That change is being driven principally by new owners demanding even better corporate performance and by mature customers who know much more about what they want and how best to get it. It is also being driven by newer management teams which combine excellent experience with a younger generation who are perhaps less willing to conform to the strategies of the past.

Dermot Blastland undoubtedly represents great experience in our industry. He has seen three management teams in the 1990s, from the streetwise style of former Owners Abroad chiefs Roger Allard and John Boyle, through the man who rebranded the company to First Choice, Francis Baron, to the present day calm of current chiefs Ian Clubb and Peter Long. But a conformist, he is not.

Chris Mottershead, like Dermot is an accountant. He is the relatively new head of a major tour operator and is in the unique industry position of having the founder of the company, David Crossland, still deeply involved in the business, and also his immediate predecessor, Peter Rothwell, as his boss.

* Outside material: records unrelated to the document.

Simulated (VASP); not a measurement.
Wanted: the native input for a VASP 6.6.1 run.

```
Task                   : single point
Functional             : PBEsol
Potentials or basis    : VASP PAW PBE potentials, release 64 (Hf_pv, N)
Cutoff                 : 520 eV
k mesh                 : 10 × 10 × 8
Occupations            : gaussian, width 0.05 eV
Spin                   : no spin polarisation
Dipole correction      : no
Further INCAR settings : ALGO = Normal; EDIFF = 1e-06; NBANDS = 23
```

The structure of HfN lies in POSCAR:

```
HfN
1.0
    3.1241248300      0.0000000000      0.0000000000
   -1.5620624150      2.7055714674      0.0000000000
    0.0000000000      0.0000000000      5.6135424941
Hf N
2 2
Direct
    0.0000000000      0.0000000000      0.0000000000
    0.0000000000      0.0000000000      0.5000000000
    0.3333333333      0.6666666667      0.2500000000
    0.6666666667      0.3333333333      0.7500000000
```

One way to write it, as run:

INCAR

Simon Vincent is very new to operating and arguably has the most challenging task, as he seeks to integrate, in a very competitive marketplace, Sunworld, Sunset, Club 18-30, Inspirations and others into a single, and bigger, whole.

The Marketplace

The summer ’99 market has been relatively flat since Christmas and, like their agency colleagues two weeks ago, our guests think we are no better than on a par with last year. May seems to be doing particularly poorly year-on-year.

Going Places and Sunworld are thought to have done best; the Thomson group less well; and Carlson and Inspirations are perhaps at the bottom end of mainstream performers. The rest, including Airtours and First Choice, are “there or thereabouts”.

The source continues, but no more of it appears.